Artificial intelligence DeepMind Google

People have been using artificial neural networks to try and predict financial markets for decades. In the new millennium, the algorithms that train the networks to do such things have improved, but not fundamentally changed: what has changed is the raw computing power driving them, which has increased by half a dozen orders of magnitude in the last 30 years.

So now we are experiencing another AI summer; events like Google buying the machine learning system Deep Mind for $600m made big headlines, as do rumours of secretive hedge funds forming machine learning divisions to do quantitative modelling of markets.

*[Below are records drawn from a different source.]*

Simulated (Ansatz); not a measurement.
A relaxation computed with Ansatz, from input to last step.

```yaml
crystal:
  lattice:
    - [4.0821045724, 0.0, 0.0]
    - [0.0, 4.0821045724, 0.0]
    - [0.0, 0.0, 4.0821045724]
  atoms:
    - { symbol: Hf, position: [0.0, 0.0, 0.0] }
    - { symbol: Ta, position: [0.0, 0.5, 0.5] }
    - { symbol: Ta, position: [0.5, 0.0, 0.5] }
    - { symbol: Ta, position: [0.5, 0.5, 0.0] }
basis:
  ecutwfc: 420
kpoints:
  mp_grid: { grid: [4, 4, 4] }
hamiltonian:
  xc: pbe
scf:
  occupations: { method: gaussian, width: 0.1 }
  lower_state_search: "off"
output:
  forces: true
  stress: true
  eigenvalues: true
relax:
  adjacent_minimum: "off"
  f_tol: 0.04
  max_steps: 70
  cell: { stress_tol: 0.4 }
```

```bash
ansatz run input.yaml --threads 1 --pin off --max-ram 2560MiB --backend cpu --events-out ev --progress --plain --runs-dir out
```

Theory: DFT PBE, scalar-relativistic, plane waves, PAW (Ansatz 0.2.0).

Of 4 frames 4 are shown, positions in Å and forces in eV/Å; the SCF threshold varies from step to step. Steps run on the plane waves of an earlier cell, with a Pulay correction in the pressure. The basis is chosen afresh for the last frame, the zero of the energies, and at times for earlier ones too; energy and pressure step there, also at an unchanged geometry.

"It's a rather old hat," says Professor Jürgen Schmidhuber, pioneer of widely used methods for deep learning in neural networks which his research group has published since 1991. His team's algorithms are now driving the speech recognition in Android phones, translation from one language to another, or image understanding.

He added: "Although some hedge funds don't know too much about AI they act as if they did, hinting at amazing secret algorithms they cannot to talk about without risking informing the competition."

Schmidhuber said people have used neural networks to predict stock markets with varying degrees of success. The difference today is that computers are one million times better than 25 or 30 years ago and you can train networks that are a million times bigger than those used back then. Asked if his award-winning technology is a good fit for finance, Schmidhuber said: "to some extent, although quite a few modifications are required."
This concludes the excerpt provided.